That being said, the short, hoodless—hell, essentially collarless—MC
jacket, in the context of shoveling a car out of a glacier,
well, it sucks. It so sucks. And so, too, do my boots; which,
though fully hipster-vetted, have a design flaw such that
on any surface other than carpet they regularly attempt to
rocket to the level of my chin (this is otherwise known as
falling on one’s ass). And that piece-of-crap scraper, which
I purchased in a convenience store as an afterthought, along
with a Nutrigrain bar and a can of Starbucks’ espresso drink.
And my tires, which have about the same traction as my boots.
And can somebody please, please, explain to me why a car manufactured
in Sweden should be constructed in such a way as to fishtail
if someone so much as whispers of bad weather? My car goes
into an uncontrollable spiraling skid, leading with its ass,
if a child sings “Jingle Bells” in the same area code.

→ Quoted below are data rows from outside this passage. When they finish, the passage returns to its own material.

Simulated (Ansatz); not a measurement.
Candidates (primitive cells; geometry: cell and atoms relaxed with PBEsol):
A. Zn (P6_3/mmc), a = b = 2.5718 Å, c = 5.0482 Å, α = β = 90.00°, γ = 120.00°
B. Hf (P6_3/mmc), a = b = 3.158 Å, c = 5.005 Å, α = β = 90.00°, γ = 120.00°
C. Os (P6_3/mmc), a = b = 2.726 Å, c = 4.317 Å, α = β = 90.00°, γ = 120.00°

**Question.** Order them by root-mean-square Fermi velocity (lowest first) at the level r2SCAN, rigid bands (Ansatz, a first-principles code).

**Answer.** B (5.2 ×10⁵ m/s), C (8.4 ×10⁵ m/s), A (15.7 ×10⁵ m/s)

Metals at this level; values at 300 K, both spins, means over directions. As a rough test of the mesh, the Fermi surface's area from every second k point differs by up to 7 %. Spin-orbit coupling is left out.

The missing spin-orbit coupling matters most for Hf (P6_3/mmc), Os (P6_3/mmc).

Don’t get me wrong: I like my car. It suits me. It’s a cool
car. It’s just that it sort of sucks in almost all the weather
that we have in the place I live all the time, is all.
What seemed like hours after I began the extrication process,
raw-knuckled and vulgarly muttering, I pulled away from the
curb. I wasn’t bored. I wasn’t listless. And it dawned on
me that, even when donned for less-functional purposes, the
jacket was quite a bit more affected than dis-.
I realized that I was coveting knowledge of the most effective
route from point A to point B, and the gadgets—the preparedness—to
help get me there. I didn’t want cool, I wanted useful. I
didn’t want hip, I wanted helpful. I wanted comfort and convenience,
not cachet. I was coveting the trappings of dorkdom.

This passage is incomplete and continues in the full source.